The aspen groves shelter downy woodpeckers, yellow-bellied sapsuckers, western flycatchers, mountain bluebirds and warblers. Long-tailed weasels, yellow-bellied marmots and chipmunks provide ample sustenance for the many red-tailed hawks, golden eagles and ferruginous hawks that are also common to the area. In the evening is when campers and hikers can often spot beavers at work, coyotes on the prowl and great horned owls silently awaiting their next meal.
The five-acre campground is a fee area managed by the U.S. Forest Service. The nearest town is Mountain City, which is 10 miles away. Campers are urged to keep any eye out for rattlesnakes along the river banks.
The 400 acres of meadows have no facilities. Travelers must not enter the meadow, as not to disturb nesting birds. The dirt roads are also narrow, and may be impassible during early spring. To get to the meadows, travel 55 miles north on Mountain City Highway, drive 21 miles east on county road 746 (CR746) to the reservoir and go one mile south. Other locations in proximity to Bruneau Meadows are Bear Creek Summit, Jarbidge Canyon and Biroth Ridge. These locations are accessed by turning north instead of south from country road 746.
Many songbirds make their homes near the refuge and nearby Cave Creek, including hummingbirds, flycatcher, swallows, wrens, warblers, blackbirds, finches, western bluebirds and mountain chickadees. There is a Forest Service-managed campground on the west side of the road. The closest town is Spring Creek.

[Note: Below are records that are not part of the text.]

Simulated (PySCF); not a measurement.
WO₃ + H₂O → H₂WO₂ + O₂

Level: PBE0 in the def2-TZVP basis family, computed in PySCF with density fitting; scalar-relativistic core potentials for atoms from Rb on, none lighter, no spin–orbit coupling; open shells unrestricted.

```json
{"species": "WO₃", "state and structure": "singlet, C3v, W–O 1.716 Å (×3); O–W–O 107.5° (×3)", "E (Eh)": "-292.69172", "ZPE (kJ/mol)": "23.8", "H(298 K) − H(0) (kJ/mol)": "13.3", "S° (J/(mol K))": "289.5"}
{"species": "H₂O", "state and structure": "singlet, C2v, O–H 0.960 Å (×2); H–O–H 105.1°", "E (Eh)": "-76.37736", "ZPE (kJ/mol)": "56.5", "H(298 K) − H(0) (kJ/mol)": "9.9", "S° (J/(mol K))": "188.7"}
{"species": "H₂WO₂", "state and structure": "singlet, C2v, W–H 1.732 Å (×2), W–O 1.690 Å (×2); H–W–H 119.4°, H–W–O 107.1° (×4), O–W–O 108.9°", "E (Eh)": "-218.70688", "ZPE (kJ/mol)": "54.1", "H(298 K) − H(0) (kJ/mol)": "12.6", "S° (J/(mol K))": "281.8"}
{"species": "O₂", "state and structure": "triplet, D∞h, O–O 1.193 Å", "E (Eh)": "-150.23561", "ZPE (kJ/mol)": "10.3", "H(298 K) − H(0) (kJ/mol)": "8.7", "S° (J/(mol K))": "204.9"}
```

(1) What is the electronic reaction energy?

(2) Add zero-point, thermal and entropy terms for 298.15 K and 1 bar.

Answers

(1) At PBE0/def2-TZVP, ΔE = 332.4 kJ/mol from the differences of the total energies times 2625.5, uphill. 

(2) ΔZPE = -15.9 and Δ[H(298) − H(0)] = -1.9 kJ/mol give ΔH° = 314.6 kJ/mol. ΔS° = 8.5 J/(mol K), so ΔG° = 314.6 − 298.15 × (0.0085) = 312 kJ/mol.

Considering it’s a major hunt unit, that must mean there is wildlife big enough to interest area hunters. That would be an understatement. The mountain and its west valley are home to mule deer and elk that winter there. The plentiful spruces and pinyon pines provide shade and nut forage for a wide array of rodents, while the deer and elk browse on native grasses and other plants. The mountain is also home to bobcats and mountain lions, although both are reclusive around humans, and are more commonly seen in the fall and winter.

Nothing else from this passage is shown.